I don’t want to seem like minimising (if I may say) all these works and similar ones. This is not surprising at all and they’re not new results actually. Cf. Donsker-like theorems.


> Gradient Descent Models Are Kernel Machines

... that also happen to actually work.


Is this now considered correct/acceptable terminology? Back in my day optimization techniques weren’t the same thing as models.

You can get point estimates for many completely different models using gradient descent. The article clarifies what is meant in the first line, but it still seems like a very poor choice of words.

Now get off my lawn.


There's some super-interesting recent empirical work from MS research that makes this perspective less likely to be a useful one. In short, the behavior of neural networks in a few regimes makes this interpretation of them less likely, specifically: ensembling the same network trained multiple times separately improves results compared to training multiple networks concurrently, knowledge distillation works, and self-distillation works. The blog post[1] has a good intuitive explanation of the matter and a link to the paper.

[1] https://www.microsoft.com/en-us/research/blog/three-mysterie...


To add on: Zeyuan Allen-Zhu and Yuanzhi Li had a great theoretical paper earlier last year proving a fundamental discrepancy between the concept classes learnable by kernel methods and deep learning models.

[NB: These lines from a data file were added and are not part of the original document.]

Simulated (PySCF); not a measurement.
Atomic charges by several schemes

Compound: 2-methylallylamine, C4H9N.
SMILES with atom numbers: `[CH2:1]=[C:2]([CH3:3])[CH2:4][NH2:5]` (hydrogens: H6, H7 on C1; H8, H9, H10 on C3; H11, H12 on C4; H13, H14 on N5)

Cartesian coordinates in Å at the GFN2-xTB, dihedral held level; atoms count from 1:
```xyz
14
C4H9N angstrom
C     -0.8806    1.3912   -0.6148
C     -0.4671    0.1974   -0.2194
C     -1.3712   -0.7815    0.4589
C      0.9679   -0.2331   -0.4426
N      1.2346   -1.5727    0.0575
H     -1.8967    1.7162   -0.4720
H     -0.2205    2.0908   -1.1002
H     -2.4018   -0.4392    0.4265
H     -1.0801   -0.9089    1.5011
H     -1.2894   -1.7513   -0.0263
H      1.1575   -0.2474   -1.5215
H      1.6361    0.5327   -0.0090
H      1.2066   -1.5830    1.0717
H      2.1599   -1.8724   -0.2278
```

https://arxiv.org/abs/2001.04413


Yannic Kilcher's paper explained series covers this pretty paper well. I feel like I have a decent understanding of it just after watching the video with a few pauses/rewinds.

https://www.youtube.com/watch?v=ahRPdiCop3E


* for a very specific, nonstandard definition of a kernel machine...


Quoting an expert from the last time this was posted:

So at the end, it rephrased a statement from "Neural Tangent Kernel: Convergence and Generalization in Neural Networks" [https://arxiv.org/abs/1806.07572], besides in a way which is kind of miss-leading.

The assertion is known by the community at least since 2018, if not even well before.

I find this article and the buzz around a little awkward.


somedays I feel that, in the final analysis, everything is just linear regression.


As someone who has studied nonlinear nonconvex optimization, I don't think linear regression is the final word here. In the universe of optimization problems for curve-fitting, the linear case is only one case (albeit a very useful one).

In many cases though, it is often insufficient. The next step is piecewise linearity and then convexity. It is said that convexity is a way to weaken a linearity requirement while leaving a problem tractable.

Many real world systems are nonlinear (think physics models), and often nonconvex. You can approximate them using locally linear functions to be sure, but you lose a lot of fidelity in the process. Sometimes this is ok, sometimes this is not, so it depends on the final application.

It happens that linear regression is good enough for a lot of stuff out there, but there are many places where it doesn't work.


> Many real world systems are nonlinear (think physics models)

Technically, only if you don't zoom in too far, quantum mechanics is linear.


This is a little too simplistic/misleading

- yes, QM is linear in terms of states, vector spaces and operators acting on states (its just functional analysis [1])

- it’s not linear in terms of how probability distributions and states behave under the action of forces and multi-body interactions (see, eg correlated phenomena like phase transitions, magnetism, superconductivity etc)

[1] https://en.m.wikipedia.org/wiki/Functional_analysis


Or rather, that all statistical methods are dressed up regression.


That's not really correct either. Regression is but a small (and useful) part of statistics -- it's the part of statistics that most engineers use, but statistics goes beyond regression. For instance, sampling theory is not regression. Hypothesis testing is not regression. Causal inference is not regression.

Probability undergirds a lot of statistical methods.


Yes there are non-linear functions...but often these result from combinations of linear functions.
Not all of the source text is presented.